Anybody who’s spent much time in Toronto has at least heard of Bathurst Street. The nearly 60 kilometre stretch of road, running from the island airport ferry terminal on Lake Ontario, all the way north up to Holland Marsh. (If Wikipedia is to be trusted.) It demarcates the western edge of the official downtown area of Toronto.
To many, Bathurst Street is probably loathed more than it is loved. But for some of us who cross it daily, we see it as the thinking man’s Spadina Avenue. We do. Trust me.
In actual fact, Bathurst Street is pretty much nothing more than a big line on a map. It offers space to get people to where they’re going. There’s little else it offers up, frankly.
And to tell you the truth, it doesn’t do that very effectively. It’s not much fun to walk. It’s a bit of a terror to cycle and I’m not even referring to the Davenport hill. Congestion frequently clogs it, making it joyless to travel by car, bus or streetcar.
On top of which, Bathurst Street is regularly undergoing massive road work. Regularly. Like I’m talking 2, 3 times a season.

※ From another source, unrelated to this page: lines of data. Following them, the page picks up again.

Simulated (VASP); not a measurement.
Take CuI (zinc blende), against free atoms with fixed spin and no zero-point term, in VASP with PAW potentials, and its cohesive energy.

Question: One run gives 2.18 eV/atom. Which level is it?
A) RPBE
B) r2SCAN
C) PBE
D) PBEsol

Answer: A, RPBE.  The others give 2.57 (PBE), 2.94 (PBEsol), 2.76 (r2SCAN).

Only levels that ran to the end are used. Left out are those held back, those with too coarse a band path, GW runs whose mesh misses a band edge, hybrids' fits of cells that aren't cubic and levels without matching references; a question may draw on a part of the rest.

So when news came last year that the city had brought in a development moratorium along a 3 kilometre portion of the street from Dupont down to Queen in order to conduct a built form and land use study, it was welcome news to many. Hoo-rah! Maybe we can make something of this ratty, tatty, rag tag strip of pavement.
The timing wasn’t coincidental to the fact that plans were already in the works for the former site of Kromer Radio on the west side of Bathurst between College and Dundas. A big box store development that had caught the unhappy attention of nearby residents and businesses including those in Kensington Market a few blocks to the east. There were also rumblings of the sale (now done) and eventual redevelopment of the iconic Honest Ed’s at the corner of Bathurst and Bloor Street.
It’s also worth noting that south of the study area, south of Queen on Bathurst, zoning permits building heights of 50 metres, I believe I heard. Towers are rising there. This study was intended to set rules in place that would help keep that kind of scale from creeping north into substantially more residential parts of the street.
On Monday night, there was a community meeting held (the fourth, I believe) to discuss the plan as it was to date, and to give a staff report including a third-party retail report. The chairs were mostly full. I’m never good at these estimations but there had to be 17 million people in attendance. (For all you Father Ted fans out there.) I don’t know, a couple hundred? A hundred and fifty? A hundred.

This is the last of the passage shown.